Did you match the pixel size to your focal length and seeing?
what does this mean? I’m afraid I’m still too new to decipher it.
For correct sampling of a deep sky image the pixel size should be one half to one third the size of a typical star's disk enlarged by seeing. For most parts of the country this will be about 2 to 3 seconds of arc. So if your seeing is say 3" of arc you want a pixel size no smaller than 1 second or larger than 1.5 seconds for best sampling and ability to get the full resolution your skies allow. This is for deep sky imaging. It doesn't apply to planetary work. There a typical web cam running at f/25 to f/30 is what you want. Oversampling images (pixel too small) just increases exposure time without any gain in image quality so is to be avoided if at all possible. Undersampling (too big of a pixel) can result in odd looking stars (square). But it does reduce exposure time and is often done intentionally for wide field photography. There are ways to deal with the star shape as well so this isn't necessarily bad. But you do give up resolution to get this reduced exposure time and wider FOV. There's no free lunch here either.

The formula is:
Sampling in arcseconds = (206.265 / (focal length in mm) )* (pixel size in microns)

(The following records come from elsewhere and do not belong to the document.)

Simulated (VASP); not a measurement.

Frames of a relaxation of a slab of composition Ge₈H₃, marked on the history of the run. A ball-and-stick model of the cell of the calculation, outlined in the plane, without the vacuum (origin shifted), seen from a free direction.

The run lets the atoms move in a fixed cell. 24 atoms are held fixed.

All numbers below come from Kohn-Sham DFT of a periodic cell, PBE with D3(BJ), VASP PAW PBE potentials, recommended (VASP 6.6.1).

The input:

Your camera has non square pixels so the images will have to be resized to square them up or the image will be distorted. Orion's software may do this automatically, I don't know. For the formula use the larger dimension 8.6 microns. With a f/6.3 reducer/flattener you'd have a 1260mm focal length. That would result in about a 1.4" pixel scale for a bit over 17 minutes FOV on the long axis. Short one would be about 13 minutes. Pretty small but good for planetary nebula and many galaxies. Without the flattener/reducer it would be about 11'x8'. Smaller than I'd want to work with. Just finding the object would be a pain beyond reason and very limiting. In any case the pixel scale is reasonable. Field of view a bit limiting however. You might want to look into an even stronger reducer but they can be really touchy as to mounting distance between camera and reducer that if not correct can create problems you don't need.

Wodaski has calculator on the net you can download at:
http://www.newastro.com/book_new/camera_app.php

I'm not sure how it handles non square pixels.

You mention Registar. That is very different than Registax. Though I've not heard of a problem running either. You may have a faulty download. Registar is for aligning CCD images for stacking or mosaics and has nothing to do with web cams nor is it close to free though you can download a version that can't save images for free. Registax is probably the best planetary web cam processing program. I've not heard of any issues running it under Vista but haven't tried it. It works fine under W2K and XP my two operating systems. K3CCDtools is another but it is pay for the best version. I have heard of that not running under Vista yet others had no problem.